I can still hear him saying those words as if it was yesterday. I was in boarding school for boys who wanted to be priests. His name was Fr. Kent, He was the coach and my mentor in school. He asked me if I wanted to be "special" and I said yes. I did not have a father figure in my early life and was desperate for male companionship and acceptance. So, I said yes and he replied that he did not think I could be special. So, I begged him to make me special. He took me to the infirmary and showed me what I would have to do to be special. I remembeer that there was another priest there and that he was watching and taking pictures of me performing oral sex on Fr. Kent. This abuse went on for my entire stay at Mt. St. Francis Seminary. (In time the abuse became anal.)
My other abuser was my Mom's baby brother, he was ten years older then me. I worshipped the ground he walked on. The part that bothers me is that I loved him very much. He was the big brother, dad, best friend and all that I wanted and needed. I look back and wonder why he did this to me, when he had my love and devotion. I feel great guilt about the abuse, because I enjoyed the attention my uncle gave me. It made me feel special and important.

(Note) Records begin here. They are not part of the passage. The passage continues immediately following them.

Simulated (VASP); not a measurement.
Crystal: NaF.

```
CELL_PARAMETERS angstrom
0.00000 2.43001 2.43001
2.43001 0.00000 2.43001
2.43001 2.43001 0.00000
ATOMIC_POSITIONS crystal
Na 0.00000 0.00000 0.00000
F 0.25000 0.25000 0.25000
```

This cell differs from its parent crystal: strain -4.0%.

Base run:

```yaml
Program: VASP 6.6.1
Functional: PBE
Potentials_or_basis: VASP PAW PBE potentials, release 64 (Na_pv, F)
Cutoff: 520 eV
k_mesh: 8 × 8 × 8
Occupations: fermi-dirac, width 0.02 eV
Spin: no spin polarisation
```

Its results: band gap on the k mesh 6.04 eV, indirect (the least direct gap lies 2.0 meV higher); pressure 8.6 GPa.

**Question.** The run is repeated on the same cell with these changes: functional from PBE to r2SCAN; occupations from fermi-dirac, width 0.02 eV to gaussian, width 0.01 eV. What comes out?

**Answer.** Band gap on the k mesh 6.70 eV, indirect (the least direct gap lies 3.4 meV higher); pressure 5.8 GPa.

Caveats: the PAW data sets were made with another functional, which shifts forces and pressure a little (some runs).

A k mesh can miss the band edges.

I remember over hearing someone talking in the family about sexual abuse and I remember my Mom saying that you cannot rape the willing. If the man gets an erection then it is not rape. I grew up believing that it was not abuse, because I was willing in some respects.
I cannot believe that I have told this to a bunch of men I do not know or have met. All my gaurds are going up and I want to erase this for fear of judgement. Then again, you all do not know who I really am and where I live, so I will leave this post in place, even if the little boy in me is saying the will laugh at you and hurt you.
thank you for listening to me ramble.